The White Tiger is a refreshing antidote to the kind of novels that Salman Rushdie's success made ubiquitous: India painted as a candy-colored carnival of spice and sex and gods. Those novels were often overstuffed and florid--even when tragic they celebrated the vibrancy and multiculturalism of the subcontinent above all. The White Tiger is spare, lean, and cutting--I've never read any other novel as pessimistic and condemning of Indian culture and character as this. Adiga has acknowledged that he drew on mid-century African American literature as his model and the debts to Invisible Man and Richard Wright's books are obvious, but Adiga uses them to explore the new context of a totally corrupt "modernized" India where the oppression of the caste system still persists, not least in the relationship between the wealthy and its servant class.

Massive, sprawling, enamored with local dialect, and highly influenced by Bollywood, Sacred Games at first feels a bit like one of those Rushdie clones. And though it is ultimately more life-affirming and celebratory than Adiga's poisoned rant, Chandra's lightly fantastic epic of crime dons, cops, gurus, madams, and spies reveals an India as distant from its post-independence democratic idealism as Adiga's full-frontal assault does, but it's much more fun to read. Ghosh's The Sea of Poppies is even more enamored with language than Chandra is (both books have glossaries, though Ghosh's is quite eccentric), and the book's chief pleasure is the crazily polyglot and musical mixture of more languages than I care to list here. The book is intended to be the first of a trilogy and things are definitely only just beginning at the end of its 500 pages. But there is much to enjoy now, including a large cast of fascinating characters, multilingual puns, and a revelatory look into the history of the East India Company's opium trade (the novel begins in 1838 on the eve of the Opium Wars with China). If the next two books are as excellent as this one, Ghosh may emerge as the most important Indian author alive.

10. Random Reading
David Mazzuchelli's widely praised Asterios Polyp is absolutely beautiful, and after a few years where my intense interest in comics felt like it was waning this was a welcome sign that the medium is still capable of works of stunning genius. I cannot recommend David Mitchell's Black Swan Green more highly; while it hits some of the personal Anglophile, Thatcher-era buttons that I've mentioned before, in all seriousness, if you were ever a thirteen-year-old boy or you know someone who was, you must read this book.

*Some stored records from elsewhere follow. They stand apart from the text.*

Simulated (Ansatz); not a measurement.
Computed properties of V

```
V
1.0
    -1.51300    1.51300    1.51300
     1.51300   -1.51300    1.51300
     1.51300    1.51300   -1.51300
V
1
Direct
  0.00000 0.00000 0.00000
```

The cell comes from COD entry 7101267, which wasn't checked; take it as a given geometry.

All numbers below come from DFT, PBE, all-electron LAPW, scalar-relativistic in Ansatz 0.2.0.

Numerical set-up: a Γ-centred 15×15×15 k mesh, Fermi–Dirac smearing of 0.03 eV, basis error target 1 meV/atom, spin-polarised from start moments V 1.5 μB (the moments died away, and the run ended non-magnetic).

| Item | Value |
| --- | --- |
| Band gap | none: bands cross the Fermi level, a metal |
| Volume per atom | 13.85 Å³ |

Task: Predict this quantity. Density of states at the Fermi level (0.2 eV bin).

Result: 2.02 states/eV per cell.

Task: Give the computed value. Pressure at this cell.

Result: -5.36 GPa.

This year I finally started reading some South American literature after trying a couple of Marquez novels and not really getting the hype. I started with Brazilian author Jorge Amado's Gabriela, Clove and Cinnamon, one of those big social novels you don't see much after the Victorian era where the town itself functions as the main character; I found it highly witty and an excellent way to broaden my knowledge of Brazil beyond the area of music. I'm also slowly making my way through Jorge Luis Borges's Complete Fictions; I won't pretend I have anything fresh to say about this masterpiece, but I will say that if you've been intimidated by Borges's reputation, don't be, the brevity of many of the pieces makes it perfect for commute reading.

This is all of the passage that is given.